Corollary 9.2.9.5. Let $n$ be an integer, let $S_{L}$ denote the collection of all $n$-connective morphisms between Kan complexes, and let $S_{R}$ denote the collection of all $(n-1)$-truncated morphisms between Kan complexes. Then the pair $(S_ L, S_ R)$ determines a factorization system on the $\infty $-category $\operatorname{\mathcal{S}}$.
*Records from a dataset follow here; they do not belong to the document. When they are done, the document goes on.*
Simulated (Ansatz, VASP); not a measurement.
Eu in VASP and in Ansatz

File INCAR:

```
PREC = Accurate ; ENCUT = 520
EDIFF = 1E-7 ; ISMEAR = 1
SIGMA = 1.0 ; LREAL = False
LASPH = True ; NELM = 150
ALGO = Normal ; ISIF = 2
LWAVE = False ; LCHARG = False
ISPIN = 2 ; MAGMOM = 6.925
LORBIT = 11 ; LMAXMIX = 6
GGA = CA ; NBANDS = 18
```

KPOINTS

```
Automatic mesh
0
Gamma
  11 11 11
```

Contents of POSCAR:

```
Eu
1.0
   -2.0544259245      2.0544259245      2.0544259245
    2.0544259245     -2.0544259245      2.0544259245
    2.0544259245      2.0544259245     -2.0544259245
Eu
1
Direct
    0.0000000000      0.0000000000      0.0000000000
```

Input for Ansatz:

$\Newextarrow{\xhookrightarrow}{10,10}{0x21AA}$
Proof. Recall that a morphism of Kan complexes is $n$-connective if and only if it is categorically $n$-connective (Example 4.8.7.3), and $(n-1)$-truncated if and only if it is essentially $(n-1)$-categorical (Example 4.8.6.3). It follows immediately from Proposition 9.2.9.4 that $S_{L}$ and $S_{R}$ are closed under isomorphism, and that $S_{L}$ is left orthogonal to $S_{R}$. To complete the proof, it suffices to show that every morphism of Kan complexes $f: X \rightarrow Z$ admits a factorization $X \xrightarrow {f_{L}} Y \xrightarrow {f_{R}} Z$, where $f_{L}$ is $n$-connective and $f_{R}$ is $(n-1)$-truncated. This is the content of Corollary 4.8.8.9. $\square$